In today’s world, Pedophilia and Child Sexual Abuse are all too common. Perpetrators of these behaviors often go unpunished or even unrecognized. The Roman Catholic Church is an example of how deviant behavior can be overlooked as Priests are “shuffled” to different Parishes.
The United Nations has advanced “A Children’s Bill of Rights,” but it does not go far enough. In particular, their version does not account for the psychological well-being of a child who has undergone significant and prolonged Trauma.
Should Child Sexual Abuse occur, children need to know that they can turn to someone even if they do not have a family or other emotional support system to rely on. In the United Nation’s Version, three “Articles” should be amended within the context of a new framework that allows survivors to reclaim their memories of a loving upbringing.
Article 17: Member-States should take more responsibility for that which is published online digitally. This is an important issue regarding censorship. However, children do not have the ability to defend what is published online about them. States must enact better filtering and monitoring of child pornography and online sexual content that is posted about victims without their consent. States can accomplish this in three ways:
- Mandate the reporting of pornography related income by producers. Reporting requirements should identify products to ensure that minors or those without consent are not harmed in the products of pornography-related material.
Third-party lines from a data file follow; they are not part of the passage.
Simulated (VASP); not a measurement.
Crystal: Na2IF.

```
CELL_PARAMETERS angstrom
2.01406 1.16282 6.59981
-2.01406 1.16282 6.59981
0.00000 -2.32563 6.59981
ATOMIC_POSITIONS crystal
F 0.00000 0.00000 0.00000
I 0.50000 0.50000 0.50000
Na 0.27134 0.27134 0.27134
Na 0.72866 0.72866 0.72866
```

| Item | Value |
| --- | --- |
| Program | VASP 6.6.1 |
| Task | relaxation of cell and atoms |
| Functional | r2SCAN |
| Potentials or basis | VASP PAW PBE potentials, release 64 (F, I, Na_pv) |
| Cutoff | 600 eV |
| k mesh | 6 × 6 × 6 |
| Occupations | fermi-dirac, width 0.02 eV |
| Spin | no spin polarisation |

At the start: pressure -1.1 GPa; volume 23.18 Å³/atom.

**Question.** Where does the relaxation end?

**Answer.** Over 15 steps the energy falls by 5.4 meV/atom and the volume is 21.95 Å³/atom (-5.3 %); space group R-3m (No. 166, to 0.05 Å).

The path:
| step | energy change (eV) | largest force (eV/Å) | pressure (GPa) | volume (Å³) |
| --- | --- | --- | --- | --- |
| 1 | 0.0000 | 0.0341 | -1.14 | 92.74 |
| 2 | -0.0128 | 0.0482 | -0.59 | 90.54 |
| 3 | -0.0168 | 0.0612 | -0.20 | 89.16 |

- Create a database of pornography-related material that includes proper consent documentation from actresses and actors, directors, etc. This includes pornography that is released in traditional media such as DVDs and Print.
- The prioritization of pornography viewership must become a fundamental human mental health need, especially for men, in the 21st Century. States must take more responsibility in providing resources to mental health practitioners to combat habitual pornography viewing as part of the “prissing” of Adult Men and Boys. Our definition of Manhood must include Men who do not sit behind a computer screen, but are capable of approaching and winning the affection of Women.
Article 5: In many Countries, parents and extended families create a network of abuse by failing to report and punish perpetrators. Libertarianism does not conflict with law, especially one of the most important laws of all, to protect the innocence of Children! States must not protect abusers!
Prosecuting childhood sexual abuse cases is one of the most challenging cases to prosecute for two reasons: 1. Interviewing children as witnesses recalls the traumatic episode and can lead to further psychological damage and 2. children are not reliable material witnesses. Children speak a different language than adults.
States must study and introduce a better understanding of how children interpret and communicate childhood sexual abuse trauma. The perspectives of children cannot be discarded when they are screaming at the top of their lungs for help. It is well-studied that children share a “common language” in how they perceive and communicate childhood sexual abuse. This language must be better studied, but then introduced as a framework for material evidence in prosecuting childhood sexual assault.
Article 1: The United Nations states that children are defined legally as anybody under the age 18. We move to change this definition to define “Children” as those who cannot legally consent to sexual related activity. This does not require that teenage partners sign a contract before engaging in sexual activity, this simply expands the definition to include those who have had their identities stolen digitally such as individuals who have had their image published without their consent. This is very important in prosecuting sexual abuse because often victims do not discover that they are victims until later in life.
A Children’s Bills of Rights can be accelerated and given “teeth” to actually protect children if the Bill of Rights occurs within a framework of consumer freedom AND protection. The current framework, adopted by organizations like the United Nations is virtually a PR statement when children need actual laws to protect and heal. We must push toward legalizing some aspects of “sex work” so that we can create better regulatory mechanisms around sex work reporting and accountability.
Some organizations seek solutions that obscure pornography and other digital content such as the introduction of “deep fakes.” However, that does not go far enough. Without oversight, we are exposing children and victims who have their content published without consent to a lifetime of perpetual victim-hood.